By the end of the lessons, students will be able to:
- Learn new facts about their classmates
- Practice having conversations in small groups
This lesson helps students get to know one another. Starting the year with relationship-building activities is a way to start creating inclusive classrooms.
The lesson starts with a five senses mindfulness activity. An icebreaker game follows in which students learn similarities and differences in their classroom. You then break students into small groups and pass out a get-to-know-you handout with questions for each student to respond to. A quick discussion follows each activity, allowing students to voice what they learned and how it feels to speak in a small group about themselves.
Finally, students end by reflecting in their journals.
The mindful moment for this lesson is particularly well-suited for students to do at home since each student will be in a different environment.
See lesson one on Mindfulness for our general teaching recommendations about doing live or recorded social-emotional lessons.
After the mindful moment, have some students recount what they are seeing.

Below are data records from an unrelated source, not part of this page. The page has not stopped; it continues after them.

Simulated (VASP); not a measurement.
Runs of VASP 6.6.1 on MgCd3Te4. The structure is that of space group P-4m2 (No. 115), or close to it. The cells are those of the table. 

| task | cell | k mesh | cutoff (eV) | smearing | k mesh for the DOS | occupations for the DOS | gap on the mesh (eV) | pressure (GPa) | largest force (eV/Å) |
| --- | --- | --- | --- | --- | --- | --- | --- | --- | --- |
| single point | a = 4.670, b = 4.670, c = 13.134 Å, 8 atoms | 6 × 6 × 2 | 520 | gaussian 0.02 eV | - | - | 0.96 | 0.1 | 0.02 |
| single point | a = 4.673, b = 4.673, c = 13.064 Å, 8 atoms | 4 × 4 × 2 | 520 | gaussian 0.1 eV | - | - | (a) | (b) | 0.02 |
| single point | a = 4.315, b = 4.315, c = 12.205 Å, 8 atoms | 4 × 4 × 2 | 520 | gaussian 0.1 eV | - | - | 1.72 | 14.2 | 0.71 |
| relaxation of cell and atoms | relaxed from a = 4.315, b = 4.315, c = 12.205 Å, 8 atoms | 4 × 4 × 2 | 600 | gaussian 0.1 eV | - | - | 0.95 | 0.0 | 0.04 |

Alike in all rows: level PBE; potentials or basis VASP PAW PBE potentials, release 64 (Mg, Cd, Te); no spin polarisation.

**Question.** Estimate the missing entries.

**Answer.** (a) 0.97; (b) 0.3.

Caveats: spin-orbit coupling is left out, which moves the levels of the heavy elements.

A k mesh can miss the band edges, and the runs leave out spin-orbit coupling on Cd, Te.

Early in the class, facilitate a discussion about online class norms around 1) mindfulness; 2) discussions; 3) and behavior in breakout rooms, if you are using them. If you find students need time to be silly on camera, start each class with 1 minutes of be-silly-on-camera time – it tends to not be that fun but expends some of the drive and allows you to say to a disruptive student “what you’re doing would be OK during silly time.”
For the Small Group Conversations activity, if you feel comfortable doing so, have students meet in breakout rooms. Have them jot down the questions to ask one another in advance, or give them all a link to a shared document to read off of. If breakout rooms will not work with the class, either try small group chats, or simply hold a whole-class discussion.
Other alternatives:
- Live online, have students say something about themselves. Then have other students raise their hand if they share that characteristic. Then you call on someone raising their hand and they say something about themselves. Keep tabs on whom you have called to give everyone a chance.
- Two truths and a lie (be sure to model this twice and have students write down their statements before you have them go).
- Have students bring something to the camera that is important to them.
- Seven-Word Autobiographies can work well online (see lesson plan). Students can share their biographies in the chat, but it is more fun to have them hold up a piece of paper on which they’ve written the biography in large letters.
- For recorded lessons, have students interview someone in their house and find out something new about that person
Have students email you a seven-word autobiography. Create a document for the whole class and then share it out to all the students.
CASEL Competencies
Relationship skills: The abilities to establish and maintain healthy and supportive relationships and to effectively navigate settings with diverse individuals and groups. This includes the capacities to communicate clearly, listen actively, cooperate, work collaboratively to problem solve and negotiate conflict constructively, navigate settings with differing social and cultural demands and opportunities, provide leadership, and seek or offer help when needed.